For locks (spin locks, mutex), we usually need to add acquire fence when locking to ensure the functionality of the lock.
But is this necessary for one-shot spin locks? For example:
int val = 0;
atomic_int lock = 0;
void thread0(void)
{
int tmp = 0;
if (atomic_compare_exchange_strong_explicit(&lock, &tmp, 1, memory_order_relaxed, memory_order_relaxed)) { // do we need memory_order_acquire here ?

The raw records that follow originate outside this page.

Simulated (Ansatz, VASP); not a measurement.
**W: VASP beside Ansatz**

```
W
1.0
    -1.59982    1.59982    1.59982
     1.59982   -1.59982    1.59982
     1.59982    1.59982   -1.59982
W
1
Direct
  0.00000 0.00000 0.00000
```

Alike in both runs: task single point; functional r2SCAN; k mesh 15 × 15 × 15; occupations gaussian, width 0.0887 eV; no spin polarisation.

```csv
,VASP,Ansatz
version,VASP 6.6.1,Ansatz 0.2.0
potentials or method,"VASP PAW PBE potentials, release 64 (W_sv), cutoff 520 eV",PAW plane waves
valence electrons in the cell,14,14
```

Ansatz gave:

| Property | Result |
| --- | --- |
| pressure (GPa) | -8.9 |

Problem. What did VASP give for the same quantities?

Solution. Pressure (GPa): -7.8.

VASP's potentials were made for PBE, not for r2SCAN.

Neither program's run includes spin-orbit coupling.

assert(!val); // will it always success?
val = 1;
}
}
// same as thread0
void thread1(void)
{
int tmp = 0;
if (atomic_compare_exchange_strong_explicit(&lock, &tmp, 1, memory_order_relaxed, memory_order_relaxed)) {
assert(!val);
val = 1;
}
}
More specifically, is the following code correct on the armv7-a architecture(There may be some differences from the C code mentioned above):
val:
.long 0
lock:
.long 0
core0:
mov r0, #val
mov r1, #lock
mov r4, #1
2:
ldrex r2, [r1]
cmp r2, #0
beq 1f
bx lr // ret
1:
strex r3, r4, [r1]
cmp r3, #0
bne 2b
// without acquire fence
ldr r5, [r0] // is r5 != 0 allowed?
core1:
mov r0, #val
mov r1, #lock
mov r4, #1
2:
ldrex r2, [r1]
cmp r2, #0
beq 1f
bx lr // ret
1:
strex r3, r4, [r1]
cmp r3, #0
bne 2b
dmb ish // acquire fence
str r4, [r0] // store 1
A more specific example (do work and do clean should not have race) :
#define EXIT_FLAG 1
#define WORK_FLAG 2
atomic_int state = 0;
void thread0(void)
{
int tmp;
while (1) {
tmp = 0;
if (!atomic_compare_exchange_strong_explicit(&state, &tmp, WORK_FLAG, memory_order_relaxed, memory_order_relaxed)) { // do we need acquire here?
assert(tmp == EXIT_FLAG);
return;
}
// do work
tmp = WORK_FLAG;
if (!atomic_compare_exchange_strong_explicit(&state, &tmp, 0, memory_order_release, memory_order_relaxed)) {
assert(tmp == (EXIT_FLAG | WORK_FLAG));
// do the clean
return;
}
}
}
void thread1(void)
{
int tmp = 0;
while (1) {
if (atomic_compare_exchange_strong_explicit(&state, &tmp, tmp | EXIT_FLAG, memory_order_acquire, memory_order_relaxed)) // we need acquire here to fit with release in thread0
break;
}
if (!(tmp & WORK_FLAG)) {
// do the clean
}
}
This section is about the first code block, where both threads do
if (lock.CAS_strong(0, 1, relaxed)){ assert(val==0); val=1; }
The assert (in the first code block) always succeeds because only one thread or the other ever runs the if
body, and it's sequenced before the val=1
in the same thread.
The atomic RMW decides which wins the race to be that thread, but it doesn't need to sync with any previous writer to prevent overlap of their "critical sections". (https://preshing.com/20120913/acquire-and-release-semantics/)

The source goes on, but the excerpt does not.